HI HI HI! Long time no blogs again, but hey. I have found myself regularly being swept away, living life and yolo-ing, instead of blogging. Which is why Ed’s and my first week at HBS is coming in hot and four weeks behind schedule. I had to go back through my photos to remember what we even did, so this post will be led by the pics and snaps I took during those first days, instead of my ironclad memory.
Let’s start things off with a selfie of two people who have zero clue about anything:
Don’t we look fresh and excited?! I will remember this photo as “Before” two years from now. That’s the Bloomberg library behind us as we gave ourselves a little self-guided tour around campus.
This here is Spangler Hall, the hub of HBS. It’s where the main cafeteria is, the business center (which charges an OUTRAGEOUS $2.65 for a ONE PAGE SCAN. I cannot even TELL YOU how incredulous I was when I got ONE PAGE scanned and had to USE MY VISA to pay for it), student’s mailboxes, a place called “The Coop” that sells overpriced Harvard merch, and this beautiful common room that people can study and network in:
Spangler is where Ed and I got our official HBS ID’s, check them out:
I’m sorting through all my photos and I think there are enough exterior/architecture shots to make this Part I of a two-parter blog. Are building pictures boring? Whatevs, it’s the only way I can stay organized.

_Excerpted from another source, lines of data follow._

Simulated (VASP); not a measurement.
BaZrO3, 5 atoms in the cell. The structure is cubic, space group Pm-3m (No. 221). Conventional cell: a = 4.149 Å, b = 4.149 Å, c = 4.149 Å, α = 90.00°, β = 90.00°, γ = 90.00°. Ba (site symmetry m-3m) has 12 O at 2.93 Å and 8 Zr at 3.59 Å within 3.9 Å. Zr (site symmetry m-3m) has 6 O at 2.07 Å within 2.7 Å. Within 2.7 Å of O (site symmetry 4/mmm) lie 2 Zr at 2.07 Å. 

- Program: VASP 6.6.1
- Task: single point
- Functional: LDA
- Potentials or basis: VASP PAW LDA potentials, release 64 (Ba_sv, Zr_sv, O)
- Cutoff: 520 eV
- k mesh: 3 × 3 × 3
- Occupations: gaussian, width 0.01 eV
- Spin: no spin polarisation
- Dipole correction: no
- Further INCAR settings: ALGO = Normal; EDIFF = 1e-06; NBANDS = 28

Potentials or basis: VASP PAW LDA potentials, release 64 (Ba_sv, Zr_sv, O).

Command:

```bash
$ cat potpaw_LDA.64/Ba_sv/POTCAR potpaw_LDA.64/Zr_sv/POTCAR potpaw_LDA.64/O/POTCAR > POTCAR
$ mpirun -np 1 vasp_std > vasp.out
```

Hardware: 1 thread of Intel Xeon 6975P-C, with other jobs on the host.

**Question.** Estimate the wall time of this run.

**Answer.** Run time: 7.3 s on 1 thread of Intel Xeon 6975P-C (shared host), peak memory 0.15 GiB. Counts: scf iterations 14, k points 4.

Here is the church steeple from our balcony (terrace, as the HBS Euros would say):
Omg, isn’t that GORG?! Here let’s zoom in:
Does anyone else think that’s cool or is it just me because I see it in real life off my balcony terrace? It’s very hunchback of Harvard. One night we were enjoying ourselves al fresco, like this:
And along came this amazing storm (below) that no one saw because no one (MOM, DAD, SISSY, JOEY, MOM #2) answered their ding-dang FaceTime. It was majestic rolling in, and made us grateful that we lucked out with a penthouse fifth floor unit:
Want more of that hunchback of Harvard steeple? Me too:
It’s the steeple of the church down the street from us (it’s Catholic, praise JESUS), and that is the view from our side of the street. Ed and I have been to mass once together here, and it was lovely with an all-boy choir that those Lutherans don’t have. Ed has gone solo to the Sunday service, which is an hour and 45 minutes long, and is why he goes solo. Guess who else goes to church? The neighborhood turkey!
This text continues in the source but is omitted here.